Defenders is really where the Hand stuff from previous shows pays off, kind of, in a roundabout sort of way that makes you wonder why they didn't come up with something else. Buh “KAHLEEEEN” Kudo is back from the dead, and now he's allied with Kung Fu Grandma, African Scanner Pimp, Japanese Taxidermy Man, and of course Sadgourney. No, it's not a prospective list of villains from Hideo Kojima's planned but unrealised Metal Gear Solid 6, but in a way it might as well be. These are the Five Fingers of the Hand, ancient evil persons of a racially and sexually diverse nature, natch, who were exiled from K'un Lun (that or they just left of their own accord, it seems like even they aren't really sure anymore) a billion years ago because they wanted to use the power of Fisting for evil.

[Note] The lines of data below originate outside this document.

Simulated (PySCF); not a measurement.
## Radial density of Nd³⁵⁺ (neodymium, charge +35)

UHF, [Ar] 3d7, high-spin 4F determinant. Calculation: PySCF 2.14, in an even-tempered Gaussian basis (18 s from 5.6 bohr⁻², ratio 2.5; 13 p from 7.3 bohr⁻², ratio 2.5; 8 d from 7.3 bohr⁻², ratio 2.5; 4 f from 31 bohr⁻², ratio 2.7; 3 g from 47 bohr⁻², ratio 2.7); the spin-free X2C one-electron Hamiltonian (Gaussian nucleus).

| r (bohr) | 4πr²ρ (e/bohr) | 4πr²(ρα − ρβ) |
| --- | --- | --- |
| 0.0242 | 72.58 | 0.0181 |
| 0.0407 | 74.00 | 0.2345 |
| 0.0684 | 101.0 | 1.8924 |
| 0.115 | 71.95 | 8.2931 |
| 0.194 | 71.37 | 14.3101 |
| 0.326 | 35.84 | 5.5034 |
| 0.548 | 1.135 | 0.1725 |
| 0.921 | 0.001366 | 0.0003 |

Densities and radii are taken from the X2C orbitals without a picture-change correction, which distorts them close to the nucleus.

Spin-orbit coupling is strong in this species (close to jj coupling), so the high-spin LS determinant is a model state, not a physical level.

Contrary to the speculation that Daredevil would be the main character, it turns out that most of the show is about Danny Rand being put in his place by just about everyone on the planet. The interpretation of his character from my I, Ron Fist review seems to have been in line with what the writers intended, or at least with what the writers of this particular version took from his original series, and his confrontations with his fellow Defenders are shown to be childish and silly, even often detrimental to their success in the fight against the Hand. Anyone still on the fence about the Iron Fist character will probably be convinced by the end that his obnoxiousness is entirely intentional in the writing, and that the other Netflix heroes find him just as insufferable a good amount of the time as the audience does. Even Colleen gets in on the action, making fun of his tendency to ramble on about how he is Ronnie Fisticles to anyone and everyone regardless of whether or not they want to hear it.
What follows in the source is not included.